Leah Litman Maybe this was hypocrisy week at the court, although that seems like more than one week from what we are seeing. So this was another case where there was a Jackson dissent that I think sounded some of her concerns with the court’s project and whose interest the court was favoring and how they were going about it. So there was remarkable footnote. And even though her dissent was joined by Justice Sotomayor, here she spoke only for herself. And instead of reading this footnote I am instead going to share with our listeners the following jam of the summer, which is Friend of the Pod, Elie Mystal, putting this footnote, footnote 12, to music on TikTok. And we all need this energy right now, so here you go.

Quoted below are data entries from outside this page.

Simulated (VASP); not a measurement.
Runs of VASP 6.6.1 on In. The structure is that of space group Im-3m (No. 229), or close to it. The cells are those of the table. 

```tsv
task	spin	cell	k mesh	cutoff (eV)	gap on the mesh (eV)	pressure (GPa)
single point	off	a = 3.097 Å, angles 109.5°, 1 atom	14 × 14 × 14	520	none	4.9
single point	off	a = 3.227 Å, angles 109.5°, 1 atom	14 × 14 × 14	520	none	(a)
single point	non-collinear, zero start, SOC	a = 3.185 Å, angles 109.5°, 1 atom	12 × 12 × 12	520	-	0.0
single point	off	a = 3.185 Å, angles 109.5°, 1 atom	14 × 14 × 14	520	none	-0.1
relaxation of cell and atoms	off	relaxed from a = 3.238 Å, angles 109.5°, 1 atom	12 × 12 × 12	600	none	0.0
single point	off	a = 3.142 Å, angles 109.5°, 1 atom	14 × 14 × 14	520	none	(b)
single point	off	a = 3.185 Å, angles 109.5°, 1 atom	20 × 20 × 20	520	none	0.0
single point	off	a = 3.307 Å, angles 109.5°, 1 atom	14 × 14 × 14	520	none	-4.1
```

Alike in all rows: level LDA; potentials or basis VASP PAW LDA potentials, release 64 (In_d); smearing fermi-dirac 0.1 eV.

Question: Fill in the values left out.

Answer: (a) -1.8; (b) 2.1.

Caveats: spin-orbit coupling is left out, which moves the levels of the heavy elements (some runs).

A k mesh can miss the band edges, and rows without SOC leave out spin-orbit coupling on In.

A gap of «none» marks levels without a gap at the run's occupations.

Clip The majority’s contention that I reject pure textualism as insufficiently pliable to secure the result I seek, stems from an unfortunate misunderstanding of the judicial role. Our interpretive task is not to seek our own desired results, whatever they may be, and indeed it is precisely because of this solemn duty that, in my view, it is imperative that we interpret statutes consistent with. All relevant in disha of what Congress wanted, as best we can ascertain its intent. A methodology that includes consideration of Congress’s aims does exactly that, and no more. By contrast, pure textualism’s refusal to try to understand the text of a statute in the larger context of what Congress sought to achieve turns the interpretive task into a potent weapon for advancing judicial policy preferences. By finding answers in ambiguous steps, and not bothering to consider whether those answers align with the other sources of statutory meaning pure textualist. Can easily disguise their own preferences as textual inevitabilities. Far from being insufficiently pliable, I think pure textualism is incessantly malleable. And that’s its primary problem. And indeed, it is certainly somehow always flexible enough to secure the majority’s desired outcome.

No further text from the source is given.